2024 Nissan Pathfinder Platinum

Three-row SUVs are meant to be comfortable, practical, and easy live with — the Nissan Pathfinder succeeds at this in spades
Three-row SUVs are meant to be comfortable, practical, and easy live with — the Nissan Pathfinder succeeds at this in spades

by Nathan Leipsig | May 21, 2024


I was sitting in traffic in the 2024 NIssan Pathfinder Platinum, listening to a very drunk man on the radio explain that “perception is reality, dude.”

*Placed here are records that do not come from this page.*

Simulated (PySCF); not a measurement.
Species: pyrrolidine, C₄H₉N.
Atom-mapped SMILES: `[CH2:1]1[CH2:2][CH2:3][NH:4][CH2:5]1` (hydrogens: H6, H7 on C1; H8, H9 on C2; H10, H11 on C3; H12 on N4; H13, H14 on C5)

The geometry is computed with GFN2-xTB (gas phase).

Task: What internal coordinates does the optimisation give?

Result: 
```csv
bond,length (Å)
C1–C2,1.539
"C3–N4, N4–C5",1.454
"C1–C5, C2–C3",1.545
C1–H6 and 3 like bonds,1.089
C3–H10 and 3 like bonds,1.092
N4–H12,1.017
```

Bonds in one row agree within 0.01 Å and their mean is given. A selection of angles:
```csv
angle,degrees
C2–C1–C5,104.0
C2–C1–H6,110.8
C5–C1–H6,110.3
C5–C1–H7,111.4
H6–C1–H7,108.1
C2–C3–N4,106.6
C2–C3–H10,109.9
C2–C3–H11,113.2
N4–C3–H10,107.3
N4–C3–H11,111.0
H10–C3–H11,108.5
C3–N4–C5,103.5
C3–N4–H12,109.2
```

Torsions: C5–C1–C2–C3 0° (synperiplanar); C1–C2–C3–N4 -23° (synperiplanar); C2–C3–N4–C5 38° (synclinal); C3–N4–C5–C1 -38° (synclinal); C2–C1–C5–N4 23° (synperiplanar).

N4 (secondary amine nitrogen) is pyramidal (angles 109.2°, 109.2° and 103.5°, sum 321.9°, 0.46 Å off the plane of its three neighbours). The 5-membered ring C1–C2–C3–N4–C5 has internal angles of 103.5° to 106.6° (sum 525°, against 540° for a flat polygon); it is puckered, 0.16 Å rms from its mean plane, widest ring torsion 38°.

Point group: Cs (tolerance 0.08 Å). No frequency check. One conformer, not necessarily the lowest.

It dawned on me that he’s right. The way we perceive things is startlingly strange, if you think about it. We all have our versions of reality based on what we perceive, and because of how inconsistent perception is, something as concrete as reality can be surprisingly malleable. It’s my reality, for example, that Samsung makes good phones, but it’s entirely possible you’ve had enough differing experiences (or believed enough second-hand accounts) that have shaped your perception in the opposite way. Therefore, your reality — your version of what is real and knowable — is, in a small way, fundamentally different from mine.

What muddies things even further is how our perception can change within ourselves so much, even day-to-day. I used to be repulsed by oysters, until one day it clicked — I perceived them differently, and now I love them. We all have experiences like this. I say all this because the screaming hot three-row crossover segment is flooded with a bunch of vehicles that are pretty much all excellent. They are, for the large part, all very similar, with similar dimensions, powertrains, price points, and similar feature sets hitting all the same items on a spreadsheet. There are slight variations between them, but the biggest variable is how those slight variables influence our perception of them, based on what jives with our version of reality.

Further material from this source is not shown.